Film / Dead Man Walking
Dead Man Walking
(1995) is an American crime drama film starring Susan Sarandon
and Sean Penn
, adapted from the non-fiction book of the same name.
Matthew Poncelet (Penn) has been waiting to die for six years. He has spent this time on death row at the Louisiana State Penitentiary, having been convicted of killing a teenage couple with one Carl Vitello. During his incarceration, Poncelet has been corresponding with Sister Helen Prejean (Sarandon), and now that his day of execution by lethal injection looms closer he asks her to help him with a final appeal.
While Poncelet is arrogant and off-putting during her first visit, he maintains his innocence, and Sister Helen forms a special relationship with him as she fights to have his sentence commuted, determined to save his soul even if she can't save his life.
This film contains the following tropes:
- Based on a True Story
- Believing Their Own Lies: Poncelet maintains his innocence from the beginning, holding firm for most of the film. Towards the end, though, he breaks down and admits his guilt. It is likely that he purposely suppressed the memories of his part in the crime.
- Dead Man Walking: The Trope Namer, being about a death row inmate.
- Dies Wide Open: Poncelet's eyes close during his execution when the anesthetic takes effect, only to open again when he dies.
- Downer Ending: Sister Helen is unable to convince the courts to commute Poncelet's sentence, and he dies by lethal injection.
- He's Dead, Jim: At the moment of his death, Poncelet's eyes drop open, and the EKG he is attached to flatlines.

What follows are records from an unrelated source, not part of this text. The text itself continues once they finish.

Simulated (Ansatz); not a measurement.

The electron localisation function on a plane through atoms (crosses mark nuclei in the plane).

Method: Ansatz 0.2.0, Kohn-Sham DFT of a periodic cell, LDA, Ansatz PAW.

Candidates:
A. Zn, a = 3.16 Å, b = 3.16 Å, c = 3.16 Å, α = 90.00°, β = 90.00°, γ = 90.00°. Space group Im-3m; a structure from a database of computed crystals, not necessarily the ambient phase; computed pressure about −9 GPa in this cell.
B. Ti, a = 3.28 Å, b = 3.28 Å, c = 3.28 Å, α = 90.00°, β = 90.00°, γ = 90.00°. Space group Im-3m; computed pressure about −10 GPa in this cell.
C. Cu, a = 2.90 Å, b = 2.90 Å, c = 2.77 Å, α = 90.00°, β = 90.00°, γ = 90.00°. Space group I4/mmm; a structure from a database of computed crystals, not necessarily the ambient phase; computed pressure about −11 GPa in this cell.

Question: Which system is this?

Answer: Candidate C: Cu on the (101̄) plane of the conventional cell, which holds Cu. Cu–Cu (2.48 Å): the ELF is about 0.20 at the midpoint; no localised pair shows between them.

- Hollywood Nuns: Subverted here, as this movie is based on a true story, but the wearing of the full habit is discussed when Sister Helen points out the Pope's ruling that it wasn't necessary anymore.
- One-Woman Wail: Heard during the execution sequence.
- Sympathetic Murderer: Despite the front he puts up, Poncelet ultimately proves himself to be just as vulnerable as anyone, inspiring Sister Helen to become his spiritual advisor in his last days.
- Sympathy for the Devil: Sister Helen towards Matthew Poncelet, to the confusion of the victims' families.